Thursday, January 29, 2009

En mi pais…

Today was the Family Feast at kindergarten. It was the culmination of a month of studying “What Makes a House a Home.” All the mommies and daddies who could take time from work, brought in a dish representing their heritage and we had a huge buffet lunch. A feast of filled dough from around the world: empanadas, tamales, samosas, Indonesian pastel! There was also spiced rice from Puerto Rico, India, and the Dominican Republic. The potato pancakes, German-style, were fantastic. I made kringle, a very simple Danish figure-8-shaped cookie, not too sweet, with a pinch of nutmeg.

After lunch, the children treated us to a song, “Que Bonita Bandera” (What a pretty flag). Each child got up and said a sentence in Spanish about her country. After, eveyrone sang, "Que bonita bandera (x2) / es la bandera _____ [Colombiana/Dominicana/de Gales/de India]" It was so sweet to hear what they chose as the special thing about their nation. Of all the many nations we are from, my daughter picked Wales because it has the most bonita bandera, with that great dragon on it. She asked me about Wales: what makes it famous. I was cooking dinner and gave it a quick try: um, the Prince of Wales, coal mines, and dragons.

Well, the dragons aren’t real, she noted. They probably just used to have really fierce dinosaurs there. And coal mines? No romance there. Tell me about the Prince of Wales, Mama.

So, there she was, kicking off the song, with her little sentence about how in her country (!) lives the Prince of Wales who is the son of Queen Elizabeth.

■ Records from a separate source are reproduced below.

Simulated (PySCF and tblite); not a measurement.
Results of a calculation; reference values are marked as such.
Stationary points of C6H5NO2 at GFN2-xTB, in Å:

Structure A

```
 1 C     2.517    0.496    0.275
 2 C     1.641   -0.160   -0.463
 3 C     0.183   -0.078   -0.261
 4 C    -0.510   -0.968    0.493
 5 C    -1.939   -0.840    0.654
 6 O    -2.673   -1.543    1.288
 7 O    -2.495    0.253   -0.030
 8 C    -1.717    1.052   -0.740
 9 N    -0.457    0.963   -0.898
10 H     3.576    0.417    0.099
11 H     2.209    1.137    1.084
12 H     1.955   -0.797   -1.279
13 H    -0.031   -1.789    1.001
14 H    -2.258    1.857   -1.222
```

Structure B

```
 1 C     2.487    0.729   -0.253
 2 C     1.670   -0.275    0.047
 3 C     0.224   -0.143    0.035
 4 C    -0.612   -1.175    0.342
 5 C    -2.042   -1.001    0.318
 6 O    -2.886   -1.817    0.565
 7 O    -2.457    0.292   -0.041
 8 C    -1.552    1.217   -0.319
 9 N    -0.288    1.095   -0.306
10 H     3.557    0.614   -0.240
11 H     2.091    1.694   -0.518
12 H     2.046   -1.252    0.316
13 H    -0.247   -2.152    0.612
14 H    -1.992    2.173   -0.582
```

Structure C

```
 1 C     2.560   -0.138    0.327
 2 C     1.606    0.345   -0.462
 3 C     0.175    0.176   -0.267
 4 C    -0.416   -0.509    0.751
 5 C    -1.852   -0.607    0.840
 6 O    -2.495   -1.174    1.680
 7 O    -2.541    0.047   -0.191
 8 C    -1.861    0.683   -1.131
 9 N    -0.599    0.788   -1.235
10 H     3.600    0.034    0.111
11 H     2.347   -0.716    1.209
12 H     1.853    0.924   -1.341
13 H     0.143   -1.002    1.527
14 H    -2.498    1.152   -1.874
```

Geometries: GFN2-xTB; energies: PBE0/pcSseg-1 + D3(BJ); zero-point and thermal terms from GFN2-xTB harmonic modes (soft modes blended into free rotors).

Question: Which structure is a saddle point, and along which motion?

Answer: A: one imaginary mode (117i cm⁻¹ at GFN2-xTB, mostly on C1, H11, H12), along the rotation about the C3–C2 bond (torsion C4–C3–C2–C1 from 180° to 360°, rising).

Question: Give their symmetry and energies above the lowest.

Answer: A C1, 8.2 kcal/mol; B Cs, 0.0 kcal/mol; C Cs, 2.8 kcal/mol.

She was far from the only child to pick royalty and parties: Trinidad has Carnevale and India has lots of palaces. Food figured large among the 5- and 6-year olds too, with Guatemala growing lots of rice, and a couple other children mentioning crops and dishes (between their mumbles and my very rudimentary Spanish, I missed a lot).

All the children joined together at the end to announce that in their country, the United States, there are fifty states and everyone is happy.

One wants to say “isn’t it pretty to think so?” But I wonder. It was such a touching day, with parents awkwardly circling around each other and one child, it seems, in tears, at all times. We are all so different; we all anxiously watch over our beloved little ones. All these years of theorizing and thinking and talking about racism and culture and multiculturalism and here it is, in action. It’s very sweet, but is this the best way to do it? I am not skeptical—it seems like a winner event to me—but I do wonder.

3 comments:

Geoffrey Philp said...

Anne, sounds like a winner to me!

Anonymous said...

Just delurking (which feels a bit weird - I've been reading your blog for about a year) to say I liked reading about this - I've just moved from Australia to Abu Dhabi and it is giving me a lot to think about in terms of multiculturalism. I've also spent the last few years working on an organisational diversity project in an organisation that was super-committed.

Your kindergarten experience does seem a winner to me too and reading about it made me feel happy.

Unknown said...

Thank you both! And thanks for de-lurking.

On the one hand, I remember these lunches from my own elementary school--so I wondered if things had stagnated.

On the other, I stood at the table, grabbing a taste of mangu, with three of the teachers. Each of us a different race. I said "I remember this lunch from when I was a 4th grader." Mrs. M. said, "I was born in 1942; we NEVER did anything like this. Mrs. T., my girl's teacher said "I remember it, too." The 4th teacher, whom I don't know, said, "Me, too, I was born in the 40s and this was unimaginable then." That was lovely, too.